Dive Brief:
- Trucking groups this week applauded the Trump administration’s plan to reconsider truck emissions rules, which the industry had argued were unachievable on existing timelines.
- The American Trucking Associations, the Truckload Carriers Association and the Owner-Operator Independent Drivers Association were among the groups praising the Environmental Protection Agency’s decision to reopen its greenhouse gas Phase 3 standard and review the Nitrous Oxide (NOx) rule.
- “GHG3 in its current form is unachievable given the state of battery-electric technology and the sheer lack of charging infrastructure,” ATA President Chris Spear said in a statement. “This rule has been an albatross for the trucking industry, threatening to reduce equipment availability, increase costs for businesses and consumers, and cause major supply chain disruptions.”
Dive Insight:
The stricter emissions standards, set by the Biden administration in 2022, sought to remove harmful pollutants from truck exhaust and encourage hydrogen and battery-powered electric vehicle adoption.
The GHG3 standard would have applied to trucks beginning in model-year 2027, and the NOx rule sought to curb those emissions from new trucks by up to 90% by 2031.
The Biden administration had granted waivers allowing California, which suffers from the worst air quality in the country, to set more aggressive emissions standards than EPA rules.
Under the second Trump administration, Spear said, the ATA looks forward to working with the EPA on a new national rule that “will prevent states like California from attempting to make an end run around the administration, creating a patchwork of impossible mandates that would jeopardize our economy.”
The TCA will continue to push “to ensure that emissions regulations strike a balance between environmental progress and the trucking industry's operational realities,” the group said an emailed statement.
OOIDA President Todd Spencer said the Biden administration’s EPA rules threatened to regulate small-business truckers out of existence.

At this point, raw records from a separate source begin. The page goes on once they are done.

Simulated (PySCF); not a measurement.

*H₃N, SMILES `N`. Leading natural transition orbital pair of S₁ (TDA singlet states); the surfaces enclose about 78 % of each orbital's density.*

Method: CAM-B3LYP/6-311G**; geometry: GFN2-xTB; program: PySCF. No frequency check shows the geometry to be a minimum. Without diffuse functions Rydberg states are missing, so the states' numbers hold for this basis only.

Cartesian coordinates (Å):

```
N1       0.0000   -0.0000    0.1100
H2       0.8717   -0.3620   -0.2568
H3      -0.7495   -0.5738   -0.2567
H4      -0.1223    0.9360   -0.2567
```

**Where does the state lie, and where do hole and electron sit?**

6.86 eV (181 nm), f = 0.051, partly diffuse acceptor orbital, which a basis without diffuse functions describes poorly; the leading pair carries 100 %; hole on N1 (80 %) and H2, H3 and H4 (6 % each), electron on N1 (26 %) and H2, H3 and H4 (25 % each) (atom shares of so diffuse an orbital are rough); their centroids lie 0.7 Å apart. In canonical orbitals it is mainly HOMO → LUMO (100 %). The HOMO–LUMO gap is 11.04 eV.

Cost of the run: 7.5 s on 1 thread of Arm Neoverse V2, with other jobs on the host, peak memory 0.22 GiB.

“Mom and pop trucking businesses would be suffocated by the sheer cost and operational challenges of effectively mandating zero emission trucks,” Spencer said in an emailed statement. “Vehicle reliability and affordability are top priorities for OOIDA members and we have yet to see proof that electric CMVs are a practical option for most trucking businesses considering the price tag and lack of charging infrastructure.”